Posted November 2, 2016 in Featured News

Faith Notes from the Synod of the Trinity Assembly Meeting

Penn Stater Conference Center Hotel

State College, PA

October 24-25, 2016


The body of the Synod Assembly gathers around a 300th anniversary cake, which helped kick off the Synod’s year-long birthday celebration.

On Sept. 21, 1716, it was decided in Philadelphia that the first synod in the United States should be formed. For two days on Oct. 24-25, 2016, three centuries of work was celebrated as commissioners and other leadership from around the Synod of the Trinity gathered at the Penn Stater Conference Center Hotel in State College, PA, for the annual Synod Assembly Meeting. The culmination of the celebration occurred Monday night with, of course, cake and ice cream, but also announced were ways the Synod will be looking ahead and supporting its presbyteries and congregations as they strive to do God’s work.

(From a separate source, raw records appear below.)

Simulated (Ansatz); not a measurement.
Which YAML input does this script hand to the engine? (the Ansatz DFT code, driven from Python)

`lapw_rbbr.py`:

Among those ways is a matching grant of $3,000 presbyteries can apply for to be used toward a world mission project or partnership of their choice. If a presbytery partners with another presbytery or uses the funds toward something brand-new or new within an existing relationship, the Synod will increase the grant by $1,000. A second grant opportunity available comes in response to the General Assembly’s passing of the Plight of the African American Male overture that was presented by Pittsburgh Presbytery. The Synod will provide monies to seed projects that relate to this issue. The Synod is also preparing to form a task force to raise awareness around hate groups in this region.


The Rev. Landon Whitsitt opened the Synod Assembly with a spirited worship service.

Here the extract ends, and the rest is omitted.